And I make this excellent point again: HUNDREDS OF THOUSANDS of gasoline cars have burned after crashes over the years. So this is nothing new.
Wait. Are you referring to the PU truck that the news station (can't remember which off the top of my head) rigged to catch fire?
Think Lexus and the CHP crash that killed him and his whole family.
Oh, the crash that was proven to be the driver's fault?
That's the biggest problem with sensationalist reporting: folks don't tend to remember the truth that comes out later (because it is typically less interesting).
'11 GMC Sierra 1500; '08 Charger R/T Daytona; '67 Coronet R/T; '13 Fiat 500c; '20 S90 T6; '22 MB Sprinter 2500 4x4 diesel; '97 Suzuki R Wagon; '96 Opel Astra; '08 Maser QP; '11 Mini Cooper S
From your posted article:
The National Highway Traffic Safety Administration said Friday it will open a safety defect investigation after three recent side-impact crash tests resulted in smoke from one Volt and fire in another.
All GM hybrids are batting zero or close enough to drop them from the lineup. Only someone with more money than brains would buy a Tahoe Hybrid for $12k premium to get a lousy 2 MPG better mileage. Or $85k for a Cadillac Hybrid for the rich and famous to look green.
I don't think it is fair to blame the CHP that was killed, for a screw-up by the dealers lot boy. That is a lousy designed throttle in the CAM/ES350. Toyota has since changed it. Toyota also paid the family $10 million for their part in the tragedy.
Sensation sells news. Who's fault is that?
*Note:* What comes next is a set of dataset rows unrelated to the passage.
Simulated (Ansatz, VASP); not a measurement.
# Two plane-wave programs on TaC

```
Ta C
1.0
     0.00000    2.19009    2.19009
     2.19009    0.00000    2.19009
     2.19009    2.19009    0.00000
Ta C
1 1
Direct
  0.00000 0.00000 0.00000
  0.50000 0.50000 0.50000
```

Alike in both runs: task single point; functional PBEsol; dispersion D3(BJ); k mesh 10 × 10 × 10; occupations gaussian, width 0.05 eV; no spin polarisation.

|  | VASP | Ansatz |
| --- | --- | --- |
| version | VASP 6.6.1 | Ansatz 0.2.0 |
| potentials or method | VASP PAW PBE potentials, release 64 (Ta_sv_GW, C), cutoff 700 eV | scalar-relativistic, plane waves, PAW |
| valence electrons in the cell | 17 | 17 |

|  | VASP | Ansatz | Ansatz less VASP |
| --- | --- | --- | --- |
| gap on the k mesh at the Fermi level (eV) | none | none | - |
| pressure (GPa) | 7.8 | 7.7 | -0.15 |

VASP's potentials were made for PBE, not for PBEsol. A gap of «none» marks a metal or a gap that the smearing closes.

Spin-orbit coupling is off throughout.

It seems interesting that the govt/mandatory crashtest did not trigger the battery fire, but engineers have found a new test or a new measurement which does find it.
What is the difference between the tests? Maybe it's how long to *wait* afterwards to see if a fire starts, waiting a week instead of dismantling the car/batteries the next day.
As we all know, and as was demonstrated by a major mag's testing, NO car can overpower its brakes.
Sensation sells news. Who's fault is that?
The reader/viewer.
'11 GMC Sierra 1500; '08 Charger R/T Daytona; '67 Coronet R/T; '13 Fiat 500c; '20 S90 T6; '22 MB Sprinter 2500 4x4 diesel; '97 Suzuki R Wagon; '96 Opel Astra; '08 Maser QP; '11 Mini Cooper S
(Reuters) - General Motors Co said on Monday that it will offer loaner vehicles to more than 5,000 owners of its Chevrolet Volt as it works with U.S. safety regulators on ways to reduce the risk of fires breaking out days after crashes involving the electric car.
http://www.reuters.com/article/2011/11/28/us-gm-volt-idUSTRE7AO1SH20111128
Out of curiosity, did the mag test hybrid powertrains? I ask as the brakes are also part of the drivetrain since hybrids turn the motor into a generator for a good part of the braking power, with traditional brakes only being used for relatively hard stops. A software bug that wants to keep the car moving forward might inhibit the switch to generator/brake mode, making it more difficult for the traditional brakes to overcome the the electric motor.
Just so you are informed, I owned 5 GM trucks up until they got so bad with my last 2005 GMC hybrid PU, that I switched to Toyota which I had hated for the POC Land Cruiser they sold me in 1964. My experience with GM trucks was good from 1988 to my 1998 Suburban. Then when they headed into the toilet they had a hard time building a decent vehicle. Since you are obviously part of GM, I understand your bias. And for your information my Sequoia was built by Americans in Princeton Indiana. And they did a fine job of it. The doors fit nicely. Something that did not happen with my 2005 GMC PU truck. Americans building vehicles for other manufacturers deserve our support as much as those working for the D2. Ford may deserve slightly more as they did not borrow our tax dollars after running their company into the ground.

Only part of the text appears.